NEW YORK (Reuters) - On the night before the Grammy awards, Jay-Z took the stage at a New York dinner attended by music industry titans to discuss his complex relationship with music’s highest honors, where the odds are historically stacked against hip-hop artists winning top accolades.
Jay-Z, who was honored by the Recording Academy at veteran music producer Clive Davis’ annual pre-Grammy party on Saturday, spoke about his decision to boycott the Grammy awards in 1998 when rapper DMX did not get any nominations despite having two hit albums out that year.
Jay-Z said he only returned to the awards show in 2004, when Beyonce, to whom he is now married, was nominated for her breakout solo album.
“The Academy, they’re human like we are and they’re voting on things that they like, it’s subjective ... we care because we’re seeing the most incredible artists standing on that stage and we aspire to be there, so I was like, I have to be here,” the rapper said.
“It’s our duty to make sure that not only are we making the greatest art, that we’re upholding and supporting things that are super real,” he added.
Jay-Z, 48, goes into Sunday’s Grammy awards with a leading eight nominations for his emotional, soul-baring album “4:44,” in which he examine the infidelity that was so scathingly detailed by Beyonce in 2016’s “Lemonade,” as well as searing commentary on race in America.
The rapper has won 21 Grammy awards over his career, but he is yet to win the top accolades for song, record or album of the year, all of which he is nominated for on Sunday.
In 60 years of the Grammys, only two hip-hop albums have ever won album of the year; Lauryn Hill’s “The Miseducation of Lauryn Hill” in 1999 and Outkast’s “Speakerboxxx/The Love Below” in 2004.
Brooklyn native Jay-Z, real name Shawn Carter, made his breakout with 1996’s “Reasonable Doubt” and has become one of the best-selling U.S. musicians and respected rap lyricists.
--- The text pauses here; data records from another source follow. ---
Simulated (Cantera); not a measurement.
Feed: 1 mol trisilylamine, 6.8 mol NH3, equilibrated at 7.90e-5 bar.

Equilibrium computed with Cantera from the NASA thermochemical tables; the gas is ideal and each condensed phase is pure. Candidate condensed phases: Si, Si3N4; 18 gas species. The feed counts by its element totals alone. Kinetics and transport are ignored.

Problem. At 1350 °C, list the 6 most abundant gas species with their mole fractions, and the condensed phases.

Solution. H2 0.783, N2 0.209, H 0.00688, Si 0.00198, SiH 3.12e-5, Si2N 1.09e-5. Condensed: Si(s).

He was honored on Saturday for not only reshaping rap over his career but also as an entrepreneur, including reshaping the music business with his streaming service Tidal.
Singer Alicia Keys said Jay-Z’s music was “the soundtrack to my life” growing up and she sang a medley of his hits including “Hard Knock Life,” “Encore” and their New York anthem, “Empire State of Mind.”